California-based physician Ami Bera, the third Indian American to get elected to the United States House of Representatives, has termed India as an important strategic partner of the US.
"I traveled to India. India is the world's largest democracy and one of the world's largest economies. It is an important strategic partner to the US and the two countries have a history of collaboration on many regional and global issues," the Congressman-elect told The Wall Street Journal in an interview.
Bera asserted that New Delhi should continue with its strategic partnership with Washington and the country should remain a market destination for US goods and services.
On the state of affairs in his own country and the debate over outsourcing of jobs to countries like India, Bera said lawmakers in Congress must first focus on rebuilding America, restoring its economic foundation and sparking the development of industries and good jobs that are not easily outsourced.
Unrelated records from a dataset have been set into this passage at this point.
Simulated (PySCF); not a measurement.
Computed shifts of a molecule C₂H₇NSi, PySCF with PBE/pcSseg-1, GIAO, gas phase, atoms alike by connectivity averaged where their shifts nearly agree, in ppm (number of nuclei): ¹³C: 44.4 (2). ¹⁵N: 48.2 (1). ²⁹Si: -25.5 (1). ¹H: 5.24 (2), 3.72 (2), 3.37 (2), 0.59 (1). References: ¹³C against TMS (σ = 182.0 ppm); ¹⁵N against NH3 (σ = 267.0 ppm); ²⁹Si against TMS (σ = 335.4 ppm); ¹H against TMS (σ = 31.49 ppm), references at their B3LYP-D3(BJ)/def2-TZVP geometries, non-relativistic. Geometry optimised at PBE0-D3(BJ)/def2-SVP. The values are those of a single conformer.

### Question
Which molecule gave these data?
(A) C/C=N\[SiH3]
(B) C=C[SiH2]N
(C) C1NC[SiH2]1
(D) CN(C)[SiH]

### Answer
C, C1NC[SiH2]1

"Next, we must strengthen our workforce, and eliminate tax loopholes that reward companies for sending jobs overseas. Most critically, we must revamp our trade strategy. We need trade rules that help facilitate moving American products into new markets, creating jobs here. If done correctly, strengthening our trade relationship with India will create jobs here in America," he said.
Bera is only the third Indian-American to have been elected to the US House of Representatives after Dalip Singh Saundh in 1950 and Bobby Jindal in 2005.
Although the final results of the November 6 elections have not been officially declared yet, his Republican opponent Dan Lungren has already conceded his defeat.
As poll officials continued counting of provisional and absentee ballots, his lead by Monday had increased to 6,558.
He now has polled 51.25 per cent of the votes as against Lungren's 48.75 per cent.
Election officials decide to count the provision, postal and absentee ballots after his lead was less than 200 votes on the election night.
"It's a special privilege to be a part of the most diverse Congress ever elected. I think it's wonderful that the House of Representatives is going to look a little more like rest of the US, and I hope our campaign can serve as an inspiration for many more Indian-Americans and people of all backgrounds to get involved at all levels of government," he said.
Besides Bera, whose parents immigrated from India in the 1950s, five other Indian-Americans were in the race for a seat in the House of Representatives, but none of them could finally make it.
They were Ricky Gill and Jack Uppal from California, Syed Taj from Michigan, Manan Trivedi from Pennsylvania and Upendra Chivukula from New Jersey.
Except for Gill who represents the Republican Party, the other five candidates were from the Democratic Party.